None of this means that Germany is poorer than Britain. Instead, it just reflects the fact that German capitalists and landowners have less bargaining power than they do in the UK, while workers and tenants have more power. While lower shareholder returns and house prices are reflected in the OECD’s measure of wealth, better pay and conditions and lower rents are not.

Conclusion

All statistics tell a story, but stories can be told from different perspectives. Embedded in the definitions of all economic statistics are value judgements about what is desirable and what is undesirable, which in turn shape the way we think about the economy. At the moment, the way we measure the wealth of nations mainly reflects the fortunes of capitalists and landowners rather than workers and tenants. Britain looks wealthier than Germany on paper, but this does not reflect the lived reality for most people. While it’s important not to overstate the extent to which statistics can influence the real world, this is important for at least three reasons.

Firstly, it illustrates how seemingly objective metrics often have ideological assumptions baked into them. While there is already a well-established literature on alternatives to GDP, many economic metrics are used in economic analysis and policy appraisal without any critical appraisal of their underlying ideological assumptions. This needs to change.

Second, it highlights how paper wealth has in many places become decoupled from productive capacity, and how conflating the two can be highly misleading. This is particularly the case where zero sum rentier activity is widespread, as in the case of Britain. Such discrepancies raise the question of whether the way that we currently measure wealth is really the most sensible.

But most importantly, it illustrates that the distribution of wealth has little to do with contribution or productivity, and everything to do with politics and power. As J.W. Mason states: “It’s bargaining power, it’s politics, all the way down.”

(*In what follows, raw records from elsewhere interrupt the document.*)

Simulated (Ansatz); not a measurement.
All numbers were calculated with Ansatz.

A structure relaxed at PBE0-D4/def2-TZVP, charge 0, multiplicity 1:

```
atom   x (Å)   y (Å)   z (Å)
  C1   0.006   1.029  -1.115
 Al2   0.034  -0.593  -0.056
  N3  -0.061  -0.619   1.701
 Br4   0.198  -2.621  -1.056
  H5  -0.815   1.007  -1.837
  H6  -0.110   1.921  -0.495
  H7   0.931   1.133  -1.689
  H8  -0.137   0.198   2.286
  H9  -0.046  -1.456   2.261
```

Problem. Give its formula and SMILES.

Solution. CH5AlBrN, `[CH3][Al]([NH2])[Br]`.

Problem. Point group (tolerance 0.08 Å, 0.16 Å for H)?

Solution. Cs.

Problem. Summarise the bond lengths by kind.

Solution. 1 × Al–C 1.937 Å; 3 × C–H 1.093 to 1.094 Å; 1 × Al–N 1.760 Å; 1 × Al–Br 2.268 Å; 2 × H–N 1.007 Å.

For economists who see their discipline as a ‘value free’ science which is separate from politics, this is uncomfortable territory. But if the aim is to understand the economy as it really exists, then analysing power beyond the narrow concept of ‘market power’ is essential. Among other things, this means grappling with the power dynamics that underpin ownership and property relations, as well as those that that drive inequalities between different social groups and identities.

It’s been 200 years since David Ricardo described the “principal problem” of political economy. Perhaps it’s time to revisit it.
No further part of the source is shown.